Car Visibility Project

The government are presently paying Loughborough University to investigate the effects of bright materials fitted to motorcycles or riders. The aim is probably to produce some kind of unbiased factual report which can be referred to in future anti-motorcycling legislation - compulsory white helmets and orange jackets. Anyone with road dirt obscuring hat and coat will be fair game for any homicidal motorist.

The problem is complicated by four factors.

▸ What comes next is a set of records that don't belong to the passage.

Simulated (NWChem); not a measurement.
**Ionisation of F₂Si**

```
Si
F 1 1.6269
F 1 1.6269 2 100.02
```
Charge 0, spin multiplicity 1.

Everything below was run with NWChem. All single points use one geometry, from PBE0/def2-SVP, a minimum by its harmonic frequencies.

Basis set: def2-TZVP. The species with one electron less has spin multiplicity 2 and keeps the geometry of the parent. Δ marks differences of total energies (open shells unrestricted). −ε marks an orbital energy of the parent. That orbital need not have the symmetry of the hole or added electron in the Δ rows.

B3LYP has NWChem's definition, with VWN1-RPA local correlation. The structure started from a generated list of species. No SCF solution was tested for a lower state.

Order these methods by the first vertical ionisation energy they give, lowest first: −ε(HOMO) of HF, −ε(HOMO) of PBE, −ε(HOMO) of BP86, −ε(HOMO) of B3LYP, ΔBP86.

  1. Does the motorist look?
  2. Does he see?
  3. Can he see?
  4. Does he care?

We must be reasonable and assume that most sober and sane motorists try to avoid getting blood on their paintwork and in his youth he was once expected to read a numberplate with his eyes open. As most motorcycles are as large and no more colourless than a car numberplate so it should be fair to assume that the motorist is capable of seeing the motorbike. This leaves the question of obstruction to visibility. The same roadside furniture applies to bikes and cars so the culprit in the bike killer game must be the car itself; obstructions caused by stanchions, bodywork, misty windows and passengers. When seatbelts become compulsory the non inertia belts will hold drivers and their front seat passengers immobile. There will be a rapid increase in the number of cars with an imprint of a motorcycle in the passenger door as the present forty percent seat belt wearers rises towards one hundred percent. This is why I believe we should investigate this aspect of the visibility/conspicuity problem in preparation for another anti-bike battle.

To do this we must find out the extent of blind spots in the most popular cars and if we consider them to be dangerous, ask the Powers That Be to comment.